When does $Re(\int_Cf(z)dz) = \int_c Re(f(z)dz)$?
I genuinely have no idea where to even begin with this. I thought about letting $f$ be a function, such as $f = \frac{1}{z}$ but don't know how that would look different for each side of the equation? In other words, I guess my question is how does $Re$ change the equation?
Thank you!
That is always true. That is literally the definition of integration of a complex valued 1-form. Namely, if $\omega_1$ and $\omega_2$ are real valued 1-forms and $\omega = \omega_1 + i\omega_2$, then the definition is $$\int_{C}\omega := \int_{C}\omega_1 + i\int_{C}\omega_2.$$ This is the only definition that ensures that integration is linear.

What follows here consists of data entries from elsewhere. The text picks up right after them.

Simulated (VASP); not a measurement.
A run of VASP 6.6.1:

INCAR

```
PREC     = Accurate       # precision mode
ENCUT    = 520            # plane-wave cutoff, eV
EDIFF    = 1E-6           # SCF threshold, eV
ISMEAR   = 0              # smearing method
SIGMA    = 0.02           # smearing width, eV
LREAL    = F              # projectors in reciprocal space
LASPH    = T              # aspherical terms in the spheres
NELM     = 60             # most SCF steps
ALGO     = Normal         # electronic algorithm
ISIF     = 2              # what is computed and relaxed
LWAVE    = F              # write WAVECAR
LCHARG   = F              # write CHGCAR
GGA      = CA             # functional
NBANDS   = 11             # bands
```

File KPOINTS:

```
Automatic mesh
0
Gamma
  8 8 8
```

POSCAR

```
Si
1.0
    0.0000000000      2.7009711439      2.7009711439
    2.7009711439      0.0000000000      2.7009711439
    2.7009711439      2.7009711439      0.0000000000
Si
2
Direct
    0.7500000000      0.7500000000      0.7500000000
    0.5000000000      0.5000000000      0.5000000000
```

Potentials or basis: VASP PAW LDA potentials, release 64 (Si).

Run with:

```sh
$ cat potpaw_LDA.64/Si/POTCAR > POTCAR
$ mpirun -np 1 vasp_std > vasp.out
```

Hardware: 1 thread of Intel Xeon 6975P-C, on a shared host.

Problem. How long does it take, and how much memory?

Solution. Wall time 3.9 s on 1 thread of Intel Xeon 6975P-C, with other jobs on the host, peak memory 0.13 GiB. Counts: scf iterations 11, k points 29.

Edit: There is some confusion on the definition of the real part $\text{Re}(\omega)$ of a complex valued 1-form. A complex valued one form $\omega$ on an open set $\Omega \subset \mathbb{R}^2$ is an object of the form $\omega = f\,dx + g\,dy$, where $f, g : \Omega \to \mathbb{C}$. In the question, we are interested in the case where $\omega = f\,dz$, where $f : \Omega \to \mathbb{C}$, and $dz = dx + i\,dy$. Write $f = u + iv$ with $u, v : \Omega \to \mathbb{R}$. Then we have $$f\,dz = (u + iv)(dx + i\,dy) = u\,dx - v\,dy + i(v\,dx + u\,dy).$$ The standard definitions of $\text{Re}$ and $\text{Im}$ of a 1-form yield $$\text{Re}(f\,dz) = u\,dx - v\,dy,$$ $$\text{Im}(f\,dz) = v\,dx + u\,dy.$$ By linearity of integration, when you integrate $f \,dz$ you get $$\int_{C} f\,dz = \int_{C}(u\,dx - v\,dy) + i\int_{C}(v\,dx + u\,dy).$$ Hence $\text{Re}(\int_{C}f\,dz) = \int_{C}\text{Re}(f\,dz)$ and $\text{Im}(\int_{C}f\,dz) = \int_{C}\text{Im}(f\,dz)$.